- Don’t Rush into that Pay Cut, Furlough, or Layoff: Employment Laws Businesses and Government Contractors Need to Consider During the Shutdown
- January 15, 2019 | Author: Julie Alyce Reddig
- Law Firm: Lerch, Early & Brewer, Chartered - Bethesda Office
As the federal government shutdown slogs on with no end in sight, private employers financially impacted by the government shutdown, including federal contractors, may be soon facing critical economic issues that may trigger employment decisions such as pay reductions, furloughs, and layoffs.
Employers should consider the following points to lessen their risk of facing future employment claims when taking these actions.
Wage Payment Laws: Perhaps the most important thing for employers to keep in mind is that the government’s failure to pay a contractor pursuant to its contract during this shutdown is not a legal basis for the contractor to withhold wages already earned by its employees. Various state wage payment laws mandate the payment of wages earned by employees and provide stiff penalties for violations.
Wage and Hour Laws: Should an employer choose to implement pay cuts to its exempt employees, the employer must take care that it has not done this several times in the recent past or that it is not likely to take place with some frequency in the future. That is, the employer must limit the number of times it takes such an action because some courts have held that numerous reductions in wage rates of exempt employees result in the loss of their exempt status because they are not being paid on a salary basis. Should an exempt employee lose his or her exempt status, he or she may be able to recover overtime wages for any hours worked exceeding 40 in a workweek.

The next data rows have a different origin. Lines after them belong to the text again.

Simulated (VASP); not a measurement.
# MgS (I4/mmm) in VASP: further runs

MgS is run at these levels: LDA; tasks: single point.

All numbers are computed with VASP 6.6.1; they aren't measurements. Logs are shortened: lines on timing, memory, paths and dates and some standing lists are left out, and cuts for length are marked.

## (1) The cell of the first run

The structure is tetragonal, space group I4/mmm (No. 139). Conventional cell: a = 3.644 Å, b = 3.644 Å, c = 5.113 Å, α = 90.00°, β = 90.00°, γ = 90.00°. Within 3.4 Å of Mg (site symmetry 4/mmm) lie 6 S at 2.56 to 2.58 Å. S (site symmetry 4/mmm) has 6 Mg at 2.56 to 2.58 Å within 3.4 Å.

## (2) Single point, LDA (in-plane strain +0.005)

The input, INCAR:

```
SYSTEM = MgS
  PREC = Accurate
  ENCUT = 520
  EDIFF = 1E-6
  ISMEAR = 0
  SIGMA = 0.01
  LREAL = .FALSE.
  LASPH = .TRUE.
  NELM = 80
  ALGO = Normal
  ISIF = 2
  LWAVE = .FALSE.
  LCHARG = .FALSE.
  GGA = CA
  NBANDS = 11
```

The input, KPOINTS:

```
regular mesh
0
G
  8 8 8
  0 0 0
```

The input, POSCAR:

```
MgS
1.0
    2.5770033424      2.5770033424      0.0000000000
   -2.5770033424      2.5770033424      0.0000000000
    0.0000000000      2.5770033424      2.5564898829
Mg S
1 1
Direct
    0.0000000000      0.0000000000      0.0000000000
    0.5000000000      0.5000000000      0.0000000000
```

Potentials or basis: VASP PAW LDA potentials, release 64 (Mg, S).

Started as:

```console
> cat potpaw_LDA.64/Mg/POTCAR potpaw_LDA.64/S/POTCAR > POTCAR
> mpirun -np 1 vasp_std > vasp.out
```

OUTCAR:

Discrimination Laws: If a government contractor chooses to reduce the wages of only certain employees or to make reductions in varying amounts, it must ensure that it has a legitimate non-discriminatory reason for selecting employees for the pay cut and for the pay cut rate. In addition, after making preliminary decisions as to who will receive the pay cut, the contractor should review the decision to ensure that it does not result in a reduction to an inappropriate percentage of employees in a legally protected category, such as age, race, national origin, or gender.
Wage Payment/Wage & Hour Laws: Employers should instruct all furloughed employees that absolutely no work is to be performed during the furlough. This includes working on handheld devices and from home. Any work performed during the furlough is compensable time and thus could subject an employer to a claim under the applicable state wage payment law and wage and hour laws. Government contractors may want to consider turning off remote access to computers and other electronic equipment by furloughed employees during this time.
Wage and Hour Laws: In addition, if the furlough involves so-called exempt employees, (i.e., those employees who are exempt from the overtime and minimum wage requirements of the federal Fair Labor Standards Act and corresponding state wage and hour laws), employers must pay these exempt employees their full salary for any week in which they perform work. Thus, if the employee worked on Monday but was furloughed on Tuesday as a result of the government shutdown, then that employee must be paid his or her full salary for the entire week. This is because the employer must pay the employee on a salary basis in order to keep the employee’s exempt status. However, if an exempt employee does not perform any work in a work week, the employer is not obligated to pay the employee his or her salary.
Health Insurance: A reduction in hours such as a furlough may terminate coverage under the contractor’s health insurance policy. Government contractors should review their insurance policies to see if coverage may be maintained for employees during a furlough and if not, to issue timely notification to the employees of their ability to continue coverage through COBRA or state continuing coverage laws.
WARN Act: The federal Worker Adjustment and Retraining Notification Act requires employers with 100 or more employees to provide employees who are being laid off as part of a “mass layoff” or a “plant closure,” as those terms are defined in the law, with 60 days advance notice. The employer must also give notice to any union representative, the local chief elected official, and the state dislocated worker unit. In addition, some states, such as Maryland, have similar laws seeking advance layoff notices. Employers implementing a layoff should consult with counsel to see if WARN Act compliance is required.
Various Discrimination Laws: As discussed above with regard to making decisions on pay cuts, to reduce the risk of discrimination claims filed by laid-off employees and the likelihood of any such claims’ success, employers should articulate the legitimate non-discriminatory reason for each employee’s selection for the layoff and should review preliminary selections to avoid concentration in a protected classification.COBRA: Termination of employment triggers termination of coverage for employer-provided health insurance benefits. Thus, government contractors must issue a timely notice to laid-off employees regarding their ability to continue their insurance coverage through COBRA or the corresponding state law. Failure to provide such notice may result in stiff penalties.